As a bartender in Washington, D.C., you learn to keep your mouth shut. What you hear across the bar is sometimes the stuff of political secrets and intrigue, and the person sitting across from you may be the thin line between our continued existence as a nation and the collapse of civilization.
Think I’m exaggerating? Ask the official who showed up for a briefing with the Secretary of State the next morning, disheveled after a night of drinking at my bar, The Columbia Room. While he revealed no secrets that night (except his love of dry Martinis), it was how bad days in Washington begin.
It happens. And it happens—or rather, happened—most often at Off the Record, a political hangout in the basement of the Hay Adams Hotel, kitty-corner to the most important address in the city: 1600 Pennsylvania Avenue. Off the Record is subterranean; you follow a small staircase across from the hotel’s elevators to find it, but the basement barroom feels luxurious, with red tufted sofas, dark mahogany tables and a gilded fireplace. On my last visit, the man sitting across from me in a tuxedo was not at all out of place. The faces in caricature that adorn the walls—senators, presidents and members of Congress—are and were the bar’s patrons. Veteran bartenders describe presidents and presidential candidates dishing across the stick.

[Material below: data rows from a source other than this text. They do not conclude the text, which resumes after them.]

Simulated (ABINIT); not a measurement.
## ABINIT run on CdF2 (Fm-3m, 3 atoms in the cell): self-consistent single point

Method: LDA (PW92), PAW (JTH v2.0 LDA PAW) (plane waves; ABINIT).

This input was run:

But that doesn’t happen much anymore. The decor is more an anachronism of a Washington, D.C. that is long gone, where bartenders would discuss politics with political officials, who would sit together sharing classic cocktails that were then just called “cocktails.” Journalists would stand nearby, often just as inebriated as the subjects of their intrigue. Washington worked. And Washington drank. That Washington seemed infinitely more agreeable.
It was a time when journalists would gather and drink until 3 a.m. (but still file several thousand words before noon), across from politicians snug in booths with their mistresses, and no one said a thing, especially not bartenders.
Afterward, in the sober light of day, rivals might share a moment and a quip, often leading to some sort of understanding or agreement, or at least a more docile interaction.
Off the Record is a Washington monument in that regard. It reflects an older Washington that believed in politics, not just politicking. And while you can still stop by this basement bar and sip an Old Fashioned and hear political talk, today, it’s more typically from black-suited, brown-shoed lobbyists. But if you use your imagination, you can almost hear the echo of past conversations from the most powerful people in the free world, spoken over gin and whiskey.
As Washington fills with moving trucks for new senators and members of Congress, along with a new president (and an army of staffers and lobbyists), I make this plea to the country that sends these people to my hometown: Please send better drinkers. Email investigations and Twitter rants got all the attention in the recent election, but there’s a more important issue that underlies the effective machinations of governance: Things might just work better for everyone if both sides of the aisle sat together again for drinks.